Search code examples
javaregexstringpattern-matchingposix

Case-insensitive POSIX regex is not case-insensitive in Java Pattern & Matcher


I am not an expert in Regex, might be an obvious reason, but I cannot find an answer to this.

I use a POSIX notation to match a String (n) using Regex in Java in a case-insensitive way. Given:

Pattern pattern = Pattern.compile("\\p{Upper}", Pattern.CASE_INSENSITIVE); 
Matcher matcher = pattern.matcher("n");

Why the following code results in false?

boolean find = matcher.find();

In the Pattern documentation, I found the following (emphesizes mine):

\p{Upper} An upper-case alphabetic character: [A-Z]

Tested against the Regex [A-Z], the following results in true:

Pattern pattern = Pattern.compile("[A-Z]", Pattern.CASE_INSENSITIVE); 
Matcher matcher = pattern.matcher("n");
boolean find = matcher.find();

What is the difference?


Solution

  • Whether for right or for wrong - the Posix character classes ignore the CASE_INSENSITIVE flag. Although \p{Upper} works like [A-Z], it's not exactly the same - and it doesn't look at the case insensitive flag.

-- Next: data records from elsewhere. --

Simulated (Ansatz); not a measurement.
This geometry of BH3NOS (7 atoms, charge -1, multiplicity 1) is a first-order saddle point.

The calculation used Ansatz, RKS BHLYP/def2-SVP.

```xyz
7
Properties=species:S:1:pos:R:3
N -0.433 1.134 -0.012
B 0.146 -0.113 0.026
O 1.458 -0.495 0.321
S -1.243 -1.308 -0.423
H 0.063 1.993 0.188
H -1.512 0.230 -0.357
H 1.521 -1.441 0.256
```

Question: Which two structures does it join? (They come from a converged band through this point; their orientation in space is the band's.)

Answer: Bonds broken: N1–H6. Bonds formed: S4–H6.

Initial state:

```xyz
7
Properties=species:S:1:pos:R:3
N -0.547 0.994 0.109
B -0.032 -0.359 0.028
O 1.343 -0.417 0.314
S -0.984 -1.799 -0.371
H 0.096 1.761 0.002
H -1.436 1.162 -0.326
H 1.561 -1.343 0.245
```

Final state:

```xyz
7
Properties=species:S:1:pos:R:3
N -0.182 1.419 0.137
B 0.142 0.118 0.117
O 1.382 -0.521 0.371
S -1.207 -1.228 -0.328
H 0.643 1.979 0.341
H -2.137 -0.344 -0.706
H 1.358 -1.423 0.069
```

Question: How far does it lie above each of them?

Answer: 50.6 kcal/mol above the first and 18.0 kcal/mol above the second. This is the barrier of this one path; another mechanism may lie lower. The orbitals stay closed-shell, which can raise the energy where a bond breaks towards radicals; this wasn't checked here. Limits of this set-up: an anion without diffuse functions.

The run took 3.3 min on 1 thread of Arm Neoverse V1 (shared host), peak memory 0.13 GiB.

    The code in the Pattern class that checks posic character classes doesn't refer to the CASE_INSENSITIVE flag:

    /**
     * Node class that matches a POSIX type.
     */
    static final class Ctype extends BmpCharProperty {
        final int ctype;
        Ctype(int ctype) { this.ctype = ctype; }
        boolean isSatisfiedBy(int ch) {
            return ch < 128 && ASCII.isType(ch, ctype);
        }
    }